Royals: There’s no real reason to acquire Ian Kennedy ($33M/2 years). Danny Duffy ($46M/3 years) had a down-year in 2018, but he’s been much better in recent memory and is just 30, so I don’t know if Kansas City regards him as a salary dump candidate despite being more expensive than Josh. I don’t think they’d trade a piece like that for Reddick, unless there were several other major pieces involved.
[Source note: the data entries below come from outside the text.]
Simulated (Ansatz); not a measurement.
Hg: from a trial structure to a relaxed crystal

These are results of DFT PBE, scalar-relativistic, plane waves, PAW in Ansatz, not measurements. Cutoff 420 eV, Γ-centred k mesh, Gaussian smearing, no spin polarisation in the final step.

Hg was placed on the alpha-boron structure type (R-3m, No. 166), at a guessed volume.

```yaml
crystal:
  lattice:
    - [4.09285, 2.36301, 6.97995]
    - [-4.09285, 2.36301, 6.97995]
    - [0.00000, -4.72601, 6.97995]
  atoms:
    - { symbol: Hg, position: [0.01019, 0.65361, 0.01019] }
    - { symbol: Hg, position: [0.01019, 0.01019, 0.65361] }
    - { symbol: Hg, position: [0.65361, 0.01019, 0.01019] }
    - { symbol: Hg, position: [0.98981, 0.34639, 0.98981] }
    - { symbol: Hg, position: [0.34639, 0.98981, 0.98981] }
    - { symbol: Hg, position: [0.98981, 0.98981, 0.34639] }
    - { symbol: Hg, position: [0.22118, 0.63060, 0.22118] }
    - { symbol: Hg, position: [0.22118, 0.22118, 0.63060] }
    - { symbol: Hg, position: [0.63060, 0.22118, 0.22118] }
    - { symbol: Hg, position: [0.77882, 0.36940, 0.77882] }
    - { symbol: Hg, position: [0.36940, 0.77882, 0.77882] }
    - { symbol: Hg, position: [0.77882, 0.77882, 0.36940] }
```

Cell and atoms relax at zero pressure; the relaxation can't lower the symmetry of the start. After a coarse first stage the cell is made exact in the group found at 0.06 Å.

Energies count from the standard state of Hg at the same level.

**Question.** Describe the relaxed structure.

Giants: There are a few pieces that the Giants might be willing to move that line-up with the Astros’ needs, but there are questions marks for each of them. Jeff Samardzija struggled through injuries last year, which makes his larger deal ($39.6M/2 years) a little scarier than Reddick’s to take on. Before the injury, though, he was regularly a 2.0-4.0 WAR pitcher, which isn’t too out-of-line with that salary, so it might be worth it if you think he can stay healthy. Brandon Belt is a little better than Reddick at this point, but probably won’t provide a ton of surplus value on his current deal either thanks to its higher cost ($51.6M/3 years). If it were one year less, I would be a lot more enthused about his better positional fit, and I think the extra yearly cost would be worth it. That extra year makes the total cost almost double what Reddick has left though, which feels like a lot to take on and makes me a lot more hesitant.
Diamondbacks: The biggest candidate here is Zack Greinke. I gave a rough outline of how that type of trade with go a few months ago if you want something more in-depth than just a paragraph, but the summary is that Reddick’s contract alone is not enough to pay down Greinke’s mega-deal ($104.5M/3 years), and the Diamondbacks would have to include something else to make it work. It’s not unthinkable that it could happen, and Greinke would make a nice addition to the rotation, but it will mostly hinge on just how badly Arizona wants to dump salary and/or rebuild.
Mariners: Edwin Encarnacion is another trade candidate I discussed a few months ago, back when he was on the Indians. I don’t know that he’d be a massive improvement (other than potentially clearing out the outfield logjam), but he costs about the same as Reddick while likely coming off the books a year earlier ($26.67M/1 year guaranteed), which frees money up to re-sign all of the players hitting free agency next winter. Mike Leake ($36M/2 years guaranteed) could provide quality innings as well. If your evaluation of Leake is that he’s about half-a-win better than Reddick the next two years, it’s a very reasonable deal for a competing team to take on, and the rotation is definitely thinner than the outfield right now. It’s not clear saving just $10 million would be enough incentive for Seattle to move him, but never underestimate Jerry Dipoto’s love of making trades.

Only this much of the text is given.